Benjamin... She's a long way from my fave. Give me Elizabeth Lawrence or a host of others. How old are you that you read Loren Eiseley?? Just the other day I ran across a couple of his paperbacks on my shelves and considered throwing them out just 'cause I figured the science in them must be awfully dated (I didn't). I used to really like him, but I haven't heard his name mentioned for maybe twenty years.
And, forgive me if I've been whining. (I really haven't... just when I posted. Guess I'd better watch that!)

I've not read Eleanor Perneyi's book. Looks like Benjamin has given me quite a list, though! :-)
Well, if you ever get the hankering to throw them out again, ship them to me and I'll buy the postage! I'm 31, but I suppose I benefit from living in Lincoln and being in grad school. His books don't feel awfully dated to me (though I've read only a few), and even if the science is a bit old his ideas are fresh and stunning and moving. Shoot, one of the folks on my committee actually knew Eiseley personally; and I'm quoting Eiseley in a book I'm writing. He's not dead and buried at all! UNL also just had an Eiseley centennial conference this fall.
Benjamin... I guess this winter I'll try re-reading them; I haven't had one open in, I suppose, twenty years. I remember he was a very poetic writer.

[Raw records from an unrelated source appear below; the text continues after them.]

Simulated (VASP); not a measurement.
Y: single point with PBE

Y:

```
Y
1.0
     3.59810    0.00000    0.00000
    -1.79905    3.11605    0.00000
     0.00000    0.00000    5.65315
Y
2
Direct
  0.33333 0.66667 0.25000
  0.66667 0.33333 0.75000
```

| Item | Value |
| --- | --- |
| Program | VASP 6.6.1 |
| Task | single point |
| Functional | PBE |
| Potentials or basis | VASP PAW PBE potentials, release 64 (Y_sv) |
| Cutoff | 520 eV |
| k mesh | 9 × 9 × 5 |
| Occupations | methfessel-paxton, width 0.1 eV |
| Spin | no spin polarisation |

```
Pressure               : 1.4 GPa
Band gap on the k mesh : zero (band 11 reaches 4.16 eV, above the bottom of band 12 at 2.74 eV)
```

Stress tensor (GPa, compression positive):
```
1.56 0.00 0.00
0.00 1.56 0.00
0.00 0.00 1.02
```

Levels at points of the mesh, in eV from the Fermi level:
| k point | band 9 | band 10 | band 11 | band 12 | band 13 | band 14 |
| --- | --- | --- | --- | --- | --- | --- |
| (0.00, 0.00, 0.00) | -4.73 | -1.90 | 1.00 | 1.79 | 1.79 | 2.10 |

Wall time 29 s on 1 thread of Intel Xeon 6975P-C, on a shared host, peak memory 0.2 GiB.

Aw, what's wrong with a little whining in garden writing? :) I found her "cranky gardener" mode rather amusing, even if I didn't always agree.
Hi Don, Benjamin et al,

I came here from Carol's roundup - and must confess I quite like Eleanor Perenyi, having no problem with cranky gardeners as long as they're confined to print or screen - but I had to look up Loren Eiseley.

Now Allen Lacy we can agree on - I have a bunch of his books and like them a lot.